Case files raised by Air Ministry Casualty Branch P4(Cas) in respect of Second World War casualties.

Date: 1939-2022
Arrangement:

This file series is arranged in file reference order.

Held by: The National Archives, Kew
Former reference in its original department: P
Legal status: Public Record(s)
Language: English
Creator:

Air Ministry, Department of the Air Member for Personnel, 1922-1964

Ministry of Defence, 1947-

Physical description: 22569 file(s)
Access conditions: Open unless otherwise stated
Immediate source of acquisition:

From 2014 Ministry of Defence

Accruals: Series is accruing; currently released for dates up to February 1943.
Administrative / biographical background:

At the beginning of 1939 casualty administration within the Air Ministry formed one of the duties of S7(d), a branch of Secretarial Division S7. Although part of the Department of the Permanent Under-Secretary of State for Air, S7 was allotted to the Department of the Air Member for Personnel (AMP) and responsibility for the functioning of this division and its constituent branches was therefore to an extent divided between the Permanent Under-Secretary (via the Principal Assistant Secretary (Personnel) and the First Deputy Under-Secretary of State) and the AMP.

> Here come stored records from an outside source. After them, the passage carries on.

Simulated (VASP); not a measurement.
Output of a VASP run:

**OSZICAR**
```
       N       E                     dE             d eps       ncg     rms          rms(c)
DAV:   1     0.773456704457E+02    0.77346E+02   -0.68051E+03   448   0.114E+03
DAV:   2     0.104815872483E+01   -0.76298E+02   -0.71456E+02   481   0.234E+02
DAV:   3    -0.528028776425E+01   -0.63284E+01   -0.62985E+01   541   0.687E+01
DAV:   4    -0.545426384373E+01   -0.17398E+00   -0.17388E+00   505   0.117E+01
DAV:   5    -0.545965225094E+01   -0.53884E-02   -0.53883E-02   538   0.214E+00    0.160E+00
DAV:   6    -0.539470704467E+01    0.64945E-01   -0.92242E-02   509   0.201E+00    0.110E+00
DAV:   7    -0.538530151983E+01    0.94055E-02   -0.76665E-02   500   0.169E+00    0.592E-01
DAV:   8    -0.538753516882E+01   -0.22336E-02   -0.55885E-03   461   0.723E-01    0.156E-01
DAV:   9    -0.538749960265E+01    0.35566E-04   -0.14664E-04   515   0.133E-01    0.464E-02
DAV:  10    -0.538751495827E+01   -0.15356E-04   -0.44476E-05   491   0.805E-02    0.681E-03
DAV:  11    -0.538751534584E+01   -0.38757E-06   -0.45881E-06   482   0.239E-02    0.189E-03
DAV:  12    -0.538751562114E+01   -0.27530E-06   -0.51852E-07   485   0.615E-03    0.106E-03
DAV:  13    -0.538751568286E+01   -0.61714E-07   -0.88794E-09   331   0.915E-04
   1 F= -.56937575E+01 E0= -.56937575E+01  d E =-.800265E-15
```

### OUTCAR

Following the outbreak of war in September 1939, it was decided that a dedicated casualty branch should be formed, similar to that which had existed within the Air Ministry at the end of the First World War. On 16 October 1939 an Air Ministry Office Memorandum was circulated noting that approval had been granted for the transfer of those elements within S7(d) 'responsible for duties in connection with casualties' to a new branch designated P4(Cas). This new branch fell within the Directorate of Personal Services and as such was responsible solely to the AMP, via the Director of Personal Services. P4(Cas) was located initially in Adastral House, Kingsway and moved to 73-77 Oxford Street in late 1942.

The staff of P4(Cas) were called upon from the outset to undertake research into the whereabouts and fate of RAF personnel listed as missing. As the day-to-day work of this branch mounted, it was decided in 1941 that a 'Missing Research Section' should be created within P4(Cas) charged primarily with conducting these detailed and time-consuming investigations. Although all of the research undertaken prior to 1944 had to be conducted from London, the Allied liberation of Europe enabled search teams to operate in the field for the first time. The first of these, No 1 Missing Research Section was formed in Paris in December 1944. By March of the following year a 'RAF and Dominion Air Forces' Missing Research and Enquiry Service' (MRES) had been established 'for the purpose of research and enquiry, in liberated territories and those occupied by Allied forces, into the circumstances of air crews reported missing of whom no previous trace has been found. The service will also endeavour to obtain additional information to supplement that already received.'

During 1945 a total of eight Missing Research Sections were established across Western Europe. However, such was the scale of the task confronting the MRES that in July 1945 it was decided that this organisation should be greatly expanded. By April 1946 the eight Missing Research Sections had been replaced by four larger Missing Research and Enquiry Units (MREUs) covering Western and Central Europe. Subsequently, a fifth MREU was created in Italy to conduct investigations in Southern Europe and the Mediterranean. Missing research activities were also conducted in the Far East.

Although the MREUs were attached for administrative purposes to RAF formations in the country or region in which they were to operate, the MRES remained under the direction of the Director of Personal Services and its work was coordinated by P4(Cas).

Following the disbandment of the MRES on 30 September 1949 the casualty branch continued to be responsible for all aspects of research into those still listed as missing and a small number of 'Missing Research and Enquiry Liaison Staffs' (MRELS) posts remained after this date.

On 19 August 1946 control of the casualty branch was transferred from the Directorate of Personal Services to S7 and P4(Cas) was redesignated S7(Cas). Although this would appear to have marked a reversion to the pre-war pattern of casualty administration, the Director of Personal Services continued to maintain an 'interest in the work of the Casualty Branch and of the Missing Research and Enquiry Sections abroad' and responsibility for this oversight function was vested in the Deputy Director of Personal Services (2). In March 1947 S7(Cas) relocated from 73/77 Oxford Street to 2 Seville Street, Knightsbride, SW1, and in the following month the branch switched from S7 to Secretarial Division S14, being redesignated S14(Cas) with effect from 28 April 1947. As part of a programme to transfer Air Ministry branches from Central London to the 'periphery' the personnel of S14(Cas) moved from Seville Street to the government offices at Stanmore in April 1949. Secretarial Divisions S7 and S14 were combined under the title S7 with effect from 1 February 1956 and as part of this reorganisation the responsibility for casualty administration was transferred to the RAF Officers Appointments and Record Office (OAR), the casualty branch now becoming AR9(Cas).